The first issue is related to the smooks logic. I had to create a POJO placeholder and a
smooks template because my WSDL has nested namespaces. I was unable to use a simple XSL
snippet because the element that I need to change has a namespaced sub-element. The XSL
parser chokes because the namespace of the sub-element isn't XSL recognizable. I
don't think there is anyway around this issue by using an XSL resource type like the
"XML2XML_simple" quickstart. But, I would like to know if there's a better,
more elegant way to write smooks-res.xml tansformer logic. In particular, I want to ditch
the POJO DTO. I suspect groovy is the best way to go, but I'm unsure of performance
ramifications and the correct way to implement this type of transformer.
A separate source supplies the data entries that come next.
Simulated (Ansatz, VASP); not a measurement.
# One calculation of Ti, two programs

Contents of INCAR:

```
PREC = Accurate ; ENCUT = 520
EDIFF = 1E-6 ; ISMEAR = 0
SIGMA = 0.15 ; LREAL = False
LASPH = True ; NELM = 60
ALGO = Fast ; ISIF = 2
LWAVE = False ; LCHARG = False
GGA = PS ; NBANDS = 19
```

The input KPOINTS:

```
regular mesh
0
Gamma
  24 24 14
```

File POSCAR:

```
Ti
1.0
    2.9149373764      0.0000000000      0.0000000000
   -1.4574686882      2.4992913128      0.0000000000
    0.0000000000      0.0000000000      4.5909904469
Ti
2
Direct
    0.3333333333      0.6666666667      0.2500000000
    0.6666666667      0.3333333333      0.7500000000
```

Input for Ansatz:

The second issue is related to the http invocation. On jbossesb-4.2-GA, the http invoker
returns prematurely. The transformation logic executes, then a transformed payload
response is sent back to the http endpoint. Then the webservice executes using the
transformed payload and returns the correct response. But, the http endpoint has already
received it's response. I also tried esb-head and as of 10/18, a null response is
returned. I also tested the webservice_producer quickstart and got the same null response.
I suspect you are working on this code right now and might be fixing the issue I found,
but I wanted to add a jira just in case.
I would like to know if the smook-res.xml logic in my quickstart can be written in a more
elegant fashion. Once, I resolve this issue on my end, the SA team will have a nice
webservice_transformer quickstart and I will clean up the code, submit a jira request with
the quickstart code and assign it to Kevin Conner.